I recently gave out an assignment where I asked students to produce high quality gibberish based on Markov chains and a large input corpus. A classic of computer science education, if you will. This got me thinking – how can we be sure that we are outputting semanticly meaningful gibberish? And what is an essay, but semanticly meaningful gibberish?

I propose a high-level Markov chainer. We will run Latent Semantic Indexing on a bunch of documents, and a bunch of document chunks. We will then find out what concepts tend to follow what other concepts, and we can then chain these concepts together, along with the restriction that you can’t end up more than a few hops from where you started. Then, we can treat all document chunks that we have on each successive subject as input for a separate markov chainer (3 to 5 of the previous words taken into account) for each chunk. Doing all this, I bet we could write a semi-cogent essay on a topic that would get an A from a 5th grade teacher.

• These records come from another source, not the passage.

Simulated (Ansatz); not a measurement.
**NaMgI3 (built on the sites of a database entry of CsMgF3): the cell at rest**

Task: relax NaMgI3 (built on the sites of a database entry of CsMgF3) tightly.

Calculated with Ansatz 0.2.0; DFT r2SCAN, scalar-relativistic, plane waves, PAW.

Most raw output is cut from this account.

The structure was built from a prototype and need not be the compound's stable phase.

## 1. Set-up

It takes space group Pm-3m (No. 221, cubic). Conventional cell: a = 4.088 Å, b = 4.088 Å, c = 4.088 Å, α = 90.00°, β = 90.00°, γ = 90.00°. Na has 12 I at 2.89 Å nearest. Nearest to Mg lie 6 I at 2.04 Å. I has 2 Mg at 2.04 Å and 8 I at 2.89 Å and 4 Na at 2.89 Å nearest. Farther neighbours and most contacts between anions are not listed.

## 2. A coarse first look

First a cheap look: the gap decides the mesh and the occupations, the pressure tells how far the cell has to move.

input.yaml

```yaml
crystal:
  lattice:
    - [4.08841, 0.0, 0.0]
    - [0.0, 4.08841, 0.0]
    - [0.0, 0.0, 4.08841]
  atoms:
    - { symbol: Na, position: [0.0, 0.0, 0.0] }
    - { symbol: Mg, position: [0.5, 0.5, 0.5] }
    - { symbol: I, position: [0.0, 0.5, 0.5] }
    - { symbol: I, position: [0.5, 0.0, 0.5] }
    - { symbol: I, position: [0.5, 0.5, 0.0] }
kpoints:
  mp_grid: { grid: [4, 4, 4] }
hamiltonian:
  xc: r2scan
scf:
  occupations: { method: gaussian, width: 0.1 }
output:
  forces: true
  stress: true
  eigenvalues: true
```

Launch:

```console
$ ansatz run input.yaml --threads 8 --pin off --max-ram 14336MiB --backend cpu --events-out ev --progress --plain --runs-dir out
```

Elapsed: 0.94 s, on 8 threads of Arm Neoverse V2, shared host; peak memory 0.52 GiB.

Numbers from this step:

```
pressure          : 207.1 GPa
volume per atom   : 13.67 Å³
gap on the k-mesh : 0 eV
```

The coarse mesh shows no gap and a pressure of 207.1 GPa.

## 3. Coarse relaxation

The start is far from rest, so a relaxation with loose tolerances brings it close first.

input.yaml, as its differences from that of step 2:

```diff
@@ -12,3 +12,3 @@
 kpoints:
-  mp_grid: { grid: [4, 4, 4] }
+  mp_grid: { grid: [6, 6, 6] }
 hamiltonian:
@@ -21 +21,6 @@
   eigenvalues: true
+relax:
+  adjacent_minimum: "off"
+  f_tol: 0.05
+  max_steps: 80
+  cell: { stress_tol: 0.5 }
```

A nice test of this hypothesis might be to send a bunch of these essays out to a bunch of teachers and ask them to grade each essay (we would include some actual 5th grade essays) and tell them that we were doing it to compare the equitability of grades among teachers. We would, of course, not tell them that some of the documents were fake – when people are conditioned to think things are fake, they end up ferreting out small mistakes. If a person were told that I was a clever perl script designed to pass the Turing test, I doubt I could change their mind if we chatted over AIM.